Btrfs: do aio_write instead of write
authorJosef Bacik <josef@redhat.com>
Sun, 23 May 2010 15:07:21 +0000 (11:07 -0400)
committerChris Mason <chris.mason@oracle.com>
Tue, 25 May 2010 14:34:57 +0000 (10:34 -0400)
In order for AIO to work, we need to implement aio_write.  This patch converts
our btrfs_file_write to btrfs_aio_write.  I've tested this with xfstests and
nothing broke, and the AIO stuff magically started working.  Thanks,

Signed-off-by: Josef Bacik <josef@redhat.com>
Signed-off-by: Chris Mason <chris.mason@oracle.com>
fs/btrfs/extent_io.c
fs/btrfs/file.c

index 1a57c17..a53aca3 100644 (file)
@@ -2017,6 +2017,7 @@ static int __extent_read_full_page(struct extent_io_tree *tree,
        sector_t sector;
        struct extent_map *em;
        struct block_device *bdev;
+       struct btrfs_ordered_extent *ordered;
        int ret;
        int nr = 0;
        size_t page_offset = 0;
@@ -2028,7 +2029,15 @@ static int __extent_read_full_page(struct extent_io_tree *tree,
        set_page_extent_mapped(page);
 
        end = page_end;
-       lock_extent(tree, start, end, GFP_NOFS);
+       while (1) {
+               lock_extent(tree, start, end, GFP_NOFS);
+               ordered = btrfs_lookup_ordered_extent(inode, start);
+               if (!ordered)
+                       break;
+               unlock_extent(tree, start, end, GFP_NOFS);
+               btrfs_start_ordered_extent(inode, ordered, 1);
+               btrfs_put_ordered_extent(ordered);
+       }
 
        if (page->index == last_byte >> PAGE_CACHE_SHIFT) {
                char *userpage;
index a28810a..233aea2 100644 (file)
 static noinline int btrfs_copy_from_user(loff_t pos, int num_pages,
                                         int write_bytes,
                                         struct page **prepared_pages,
-                                        const char __user *buf)
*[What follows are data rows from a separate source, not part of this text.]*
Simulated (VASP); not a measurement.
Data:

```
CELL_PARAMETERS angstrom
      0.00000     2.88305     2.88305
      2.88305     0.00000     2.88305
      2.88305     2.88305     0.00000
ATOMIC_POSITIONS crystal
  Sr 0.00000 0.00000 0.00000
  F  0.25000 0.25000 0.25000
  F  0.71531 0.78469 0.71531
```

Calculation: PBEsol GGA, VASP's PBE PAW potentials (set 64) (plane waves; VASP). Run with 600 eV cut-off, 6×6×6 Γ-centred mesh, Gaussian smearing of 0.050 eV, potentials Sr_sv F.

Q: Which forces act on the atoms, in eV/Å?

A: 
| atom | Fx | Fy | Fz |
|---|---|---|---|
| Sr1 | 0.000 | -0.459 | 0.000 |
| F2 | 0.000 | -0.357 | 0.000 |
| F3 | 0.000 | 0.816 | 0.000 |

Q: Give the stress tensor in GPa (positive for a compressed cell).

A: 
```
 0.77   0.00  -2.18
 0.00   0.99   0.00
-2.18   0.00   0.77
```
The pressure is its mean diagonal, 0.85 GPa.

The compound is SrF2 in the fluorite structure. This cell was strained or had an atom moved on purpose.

+                                        struct iov_iter *i)
 {
-       long page_fault = 0;
-       int i;
+       size_t copied;
+       int pg = 0;
        int offset = pos & (PAGE_CACHE_SIZE - 1);
 
-       for (i = 0; i < num_pages && write_bytes > 0; i++, offset = 0) {
+       while (write_bytes > 0) {
                size_t count = min_t(size_t,
                                     PAGE_CACHE_SIZE - offset, write_bytes);
-               struct page *page = prepared_pages[i];
-               fault_in_pages_readable(buf, count);
+               struct page *page = prepared_pages[pg];
+again:
+               if (unlikely(iov_iter_fault_in_readable(i, count)))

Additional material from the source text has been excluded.